BEIRUT: Hezbollah lashed out at U.S. President Barack Obama Friday over the speech on the Arab uprising that he delivered the day before, asking how Obama could call for reform when the U.S. is “allied to dictators.”
“The only thing that surprised us about … Obama’s arrogant rhetoric was the level of his rudeness and distortion of several issues,” said a statement issued by the party.
“Obama’s previous speech in Cairo and the [recent] one in Washington will add nothing to his eroding political capital, which was exhausted by his completely biased positions [in support of] the Zionist enemy … and his permanent hostility toward the people, their rights and free choice,” Hezbollah added.

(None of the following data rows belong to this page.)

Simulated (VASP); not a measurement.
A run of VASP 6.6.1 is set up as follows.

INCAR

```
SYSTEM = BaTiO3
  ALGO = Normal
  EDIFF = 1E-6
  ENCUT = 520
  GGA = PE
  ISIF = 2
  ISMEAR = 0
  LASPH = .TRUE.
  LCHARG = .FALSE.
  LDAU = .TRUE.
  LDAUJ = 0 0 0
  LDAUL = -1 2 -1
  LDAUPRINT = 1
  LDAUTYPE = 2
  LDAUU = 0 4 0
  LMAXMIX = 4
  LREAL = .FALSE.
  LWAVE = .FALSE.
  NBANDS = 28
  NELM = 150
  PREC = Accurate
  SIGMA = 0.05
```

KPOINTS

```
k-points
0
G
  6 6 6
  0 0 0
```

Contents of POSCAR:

The party highlighted Washington’s continuing support for dictatorships in the Arab world and his failure to address the essential rights of the Palestinian people, which were endorsed by the U.N., “especially the refugees’ right of return and the issue of Jerusalem.”
Hezbollah slammed the American policy of “pressure and sanctions” against Syria, linking the measures to Syria’s decision to carry out reforms of its initiative, away from U.S. demands.
In this speech, Obama hailed the popular uprisings sweeping the Arab world as a “historic opportunity,” and said that “it will be a policy of the United States to promote reform across the region.”
Obama said that any agreement creating a Palestinian state must be based on the borders that existed before Israel captured the West Bank in the 1967 Arab-Israel war, with “mutually agreed [land] swaps.”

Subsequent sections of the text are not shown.